Minsk of the 16th century:

First General City Plan and its Possible Author

Rascislaŭ Baravy

In 1499 the Grand Duke Alexander gave the Magdeburg right to Minsk, but the military and political situation of the 16th cen­tury first quarter could not let the city use the possibilities given at once and in full. Long peaceful period — the 16th century second quarter — contributed to rapid city growth. An evidence to this was abrupt increase of Minsk customs duties, being imposed on local and foreign merchants.
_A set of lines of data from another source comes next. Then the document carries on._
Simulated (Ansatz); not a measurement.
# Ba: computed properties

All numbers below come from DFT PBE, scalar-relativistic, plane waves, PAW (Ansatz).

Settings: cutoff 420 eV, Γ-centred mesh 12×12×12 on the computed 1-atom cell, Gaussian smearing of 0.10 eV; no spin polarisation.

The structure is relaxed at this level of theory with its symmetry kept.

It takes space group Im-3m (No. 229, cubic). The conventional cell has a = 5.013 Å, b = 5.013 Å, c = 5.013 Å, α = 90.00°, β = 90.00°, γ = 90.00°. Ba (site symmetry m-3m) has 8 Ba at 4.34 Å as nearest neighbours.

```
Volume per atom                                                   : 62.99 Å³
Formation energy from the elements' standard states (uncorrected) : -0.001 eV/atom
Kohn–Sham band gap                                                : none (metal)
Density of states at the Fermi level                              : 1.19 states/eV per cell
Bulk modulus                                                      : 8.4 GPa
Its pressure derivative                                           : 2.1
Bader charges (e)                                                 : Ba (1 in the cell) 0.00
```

All these processes have undoubtedly impacted directly or indirectly the city image and, first of all, its territorial growth. However, natural borders extension could influence insigni­fi­cantly the general city structure, and those spontaneous develop­ment trends, run back to the first centuries of Minsk existence, did not correspond all in all to the new city realities in the 17th centu­ry first half.

As it often occurs in city planning, an extensive fire of 1547 served the first formal and — to a certain extent — accidental impulse to crucial changes in the city image and, first of all, in its layout.

Several documents published in 1930 (Belarusian archives, vol.3) un­equivocally point at organized re–planning process of the burnt city and its re–construction according to a new „regular“ plan, that was executed on the Grand Duchy office’s direct order. This process can be traced to start between 1560s and 1570s (most likely, by early 1560s). The last known document depicting the process going is dated 1589. Although 20 to 30 years have passed from the re–planning start (see below), new city planning was not finished yet and required permanent attention of authorities.

The City Hall at the square was erected by 1600, and its neighboring regular–planned quarters named „New Place“ (later „High Market“) became the administrative and economic city center for almost three centuries, substantially maintaining their status up to the late 19th — early 20th centuries.

Evidently, a question can arise: who was (or could have been) the author of this successful (as evidenced by the history itself) and probably up–to–date (middle 16th century) layout?

Having analyzed a series of published documents of „Litou­skaja Metrika“ (Lithuanian Archives), we concluded that the Princely Comptroller „Skirsto­monskiy and Rosenskiy Venclav Mikolaevič“ who stayed in Minsk in the late 1557 — early 1558, could have been the author of this plan.

These documents let us add two more dates to his biography, so miserly documented, written by a series of Polish and Lithua­nian authors under Jerzy Ochmanski’s hypothesis on Venclav Mikolaevič identity to Michalon Litvin. His staying in Minsk as the Princely Comptroller to regulate the city borders, as well as the facts by Jerzy Ochmański’s research, let us consider V. Mikolaevič to be the most probable author of Minsk re–planning — this project suggestion unique for that region and that epoch.